HoneyMonkey, short for Strider HoneyMonkey Exploit Detection System, is a Microsoft Research honeypot. The implementation uses a network of computers to crawl the World Wide Web searching for websites that use browser exploits to install malware on the HoneyMonkey computer. A snapshot of the memory, executables and registry of the honeypot computer is recorded before crawling a site. After visiting the site, the state of memory, executables, and registry is recorded and compared to the previous snapshot. The changes are analyzed to determine if the visited site installed any malware onto the client honeypot computer.[1] [2]
HoneyMonkey is based on the honeypot concept, with the difference that it actively seeks websites that try to exploit it. The term was coined by Microsoft Research in 2005. With honeymonkeys it is possible to find open security holes that are not yet publicly known but are being exploited by attackers.
A single HoneyMonkey is an automated program that tries to mimic the action of a user surfing the net. A series of HoneyMonkeys are run on virtual machines running Windows XP, at various levels of patching — some are fully patched, some fully vulnerable, and others in between these two extremes. The HoneyMonkey program records every read or write of the file system and registry, thus keeping a log of what data was collected by the web-site and what software was installed by it. Once the program leaves a site, this log is analyzed to determine if any malware has been loaded. In such cases, the log of actions is sent for further manual analysis to an external controller program, which logs the exploit data and restarts the virtual machine to allow it to crawl other sites starting in a known uninfected state.

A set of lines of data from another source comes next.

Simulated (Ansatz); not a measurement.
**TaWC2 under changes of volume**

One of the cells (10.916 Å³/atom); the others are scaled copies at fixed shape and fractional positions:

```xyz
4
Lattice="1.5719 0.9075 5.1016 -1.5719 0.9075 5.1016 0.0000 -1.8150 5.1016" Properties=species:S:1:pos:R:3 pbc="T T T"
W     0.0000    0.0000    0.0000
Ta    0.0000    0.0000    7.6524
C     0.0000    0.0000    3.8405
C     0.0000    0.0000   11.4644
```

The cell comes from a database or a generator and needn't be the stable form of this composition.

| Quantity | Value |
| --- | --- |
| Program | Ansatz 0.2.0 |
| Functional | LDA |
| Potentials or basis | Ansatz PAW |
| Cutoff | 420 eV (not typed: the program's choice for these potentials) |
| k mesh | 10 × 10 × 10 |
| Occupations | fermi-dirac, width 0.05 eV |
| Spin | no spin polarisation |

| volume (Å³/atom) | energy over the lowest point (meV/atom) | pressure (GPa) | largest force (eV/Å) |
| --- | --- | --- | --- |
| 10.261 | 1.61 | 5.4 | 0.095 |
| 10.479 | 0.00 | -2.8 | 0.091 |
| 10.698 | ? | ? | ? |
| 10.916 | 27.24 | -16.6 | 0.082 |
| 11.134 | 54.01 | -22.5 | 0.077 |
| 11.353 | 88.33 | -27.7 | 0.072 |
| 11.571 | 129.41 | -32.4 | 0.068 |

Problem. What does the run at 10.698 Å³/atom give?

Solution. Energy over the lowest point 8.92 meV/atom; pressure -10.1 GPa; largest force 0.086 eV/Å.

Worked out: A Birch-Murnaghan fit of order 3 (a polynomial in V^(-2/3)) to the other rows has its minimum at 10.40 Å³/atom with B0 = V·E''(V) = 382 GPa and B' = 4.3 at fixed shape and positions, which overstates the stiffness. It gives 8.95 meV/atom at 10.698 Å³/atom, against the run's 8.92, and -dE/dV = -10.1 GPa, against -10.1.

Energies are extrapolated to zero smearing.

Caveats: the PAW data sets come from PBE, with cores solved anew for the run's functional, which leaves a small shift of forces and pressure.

Out of the 10 billion plus web pages, there are many legitimate sites that do not use exploit browser vulnerabilities, and to start crawling from most of these sites would be a waste of resources. An initial list was therefore manually created that listed sites known to use browser vulnerabilities to compromise visiting systems with malware. The HoneyMonkey system then follows links from exploit sites, as they had higher probability of leading to other exploit sites. The HoneyMonkey system also records how many links point to an exploit site thereby giving a statistical indication of how easily an exploit site is reached.
HoneyMonkey uses a black box system to detect exploits, i.e., it does not use a signature of browser exploits to detect exploits. A Monkey Program, a single instance of the HoneyMonkey project, launches Internet Explorer to visit a site. It also records all registry and file read or write operations. The monkey does not allow pop-ups, nor does it allow installation of software. Any read or write that happens out of Internet Explorer's temporary folder therefore must have used browser exploits. These are then analyzed by malware detection programs and then manually analyzed. The monkey program then restarts the virtual machine to crawl another site in a fresh state.